In the above case, the primary and the backup will not run on the same zone. If the primary of partition 1 was started on zone1, then the backup of partition 1 will be started on zone2. This comes very handy when defining rack aware deployments.

Requires Isolation

If requires isolation is true a, single processing unit instance takes exclusivity on a given GSC and only it can be deployed onto this GSC, (like GSC -Dcom.gigaspaces.grid.gsc.serviceLimit=1)

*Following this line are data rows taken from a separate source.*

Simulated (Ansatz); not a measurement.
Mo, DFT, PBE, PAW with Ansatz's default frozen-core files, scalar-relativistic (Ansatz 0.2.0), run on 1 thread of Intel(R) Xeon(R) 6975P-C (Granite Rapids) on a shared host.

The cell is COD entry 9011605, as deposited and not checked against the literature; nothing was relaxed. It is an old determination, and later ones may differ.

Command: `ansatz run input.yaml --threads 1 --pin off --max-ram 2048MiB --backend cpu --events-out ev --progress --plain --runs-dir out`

The following example shows the requires isolation configuration:

<os-core:embedded-space id="space" space-name="${dataGridName}"/>

<os-sla:sla cluster-schema="partitioned" number-of-instances="2" number-of-backups="0" requires-isolation="true">
</os-sla:sla>
gsm.deploy(new SpaceDeployment("mySpace").numberOfInstances(2).numberOfBackups(0).requiresIsolation(true));
gsm.deploy((new ProcessingUnitDeployment("myPU").numberOfInstances(2).numberOfBackups(0).requiresIsolation(true)));
gs> deploy-space -requires-isolation true mySpace
gs> deploy -requires-isolation true myPU

Instance Level Requirements

You can also define SLA deployment requirements on per processing unit instance basis. Here is an example:

<os-sla:sla>
    <os-sla:requirements>
        <os-sla:cpu high=".9" />
        <os-sla:memory high=".8" />
    </os-sla:requirements>
    <os-sla:instance-SLAs>
        <os-sla:instance-SLA instance-id="1">
             <os-sla:requirements>
                <os-sla:host ip="100.0.0.1" />
             </os-sla:requirements>
        </os-sla:instance-SLA>
        <os-sla:instance-SLA instance-id="1" backup-id="1">
             <os-sla:requirements>
                <os-sla:host ip="100.0.0.2" />
             </os-sla:requirements>
        </os-sla:instance-SLA>
    </os-sla:instance-SLAs>
</os-sla:sla>
<bean id="SLA" class="org.openspaces.pu.sla.SLA">
    <property name="requirements">
        <list>
            <bean class="org.openspaces.pu.sla.requirement.CpuRequirement">
                <property name="high" value=".9" />
            </bean>
            <bean class="org.openspaces.pu.sla.requirement.MemoryRequirement">
                <property name="high" value=".8" />
            </bean>
        </list>
    </property>
    <property name="instanceSLAs">
        <list>
            <bean class="org.openspaces.pu.sla.InstanceSLA">
                <property name="instanceId" value="1" />
                <property name="requirements">
                    <list>
                        <bean class="org.openspaces.pu.sla.requirement.HostRequirement">
                            <property name="id" value="100.0.0.1" />
                        </bean>
                    </list>
                </property>
            </bean>
            <bean class="org.openspaces.pu.sla.InstanceSLA">
                <property name="instanceId" value="1" />
                <property name="backupId" value="1" />
                <property name="requirements">
                    <list>
                        <bean class="org.openspaces.pu.sla.requirement.HostRequirement">
                            <property name="id" value="100.0.0.2" />
                        </bean>
                    </list>
                </property>
            </bean>
        </list>
    </property>
</bean>

The above example verifies that the first instance is deployed to a specific machine (specified by its IP address), and its second instance for the same partition is deployed to a different machine. All instances share the “general” requirements of CPU and memory. The first instance might be the primary and the second might be the backup, but there is no guarantee these will remain primary/backup as these are runtime properties and might change during the life-cycle of the clustered space. The activation property of the space (primary or backup) is determined once the instance is deployed and is not controlled by the GSM but as part of the primary election process.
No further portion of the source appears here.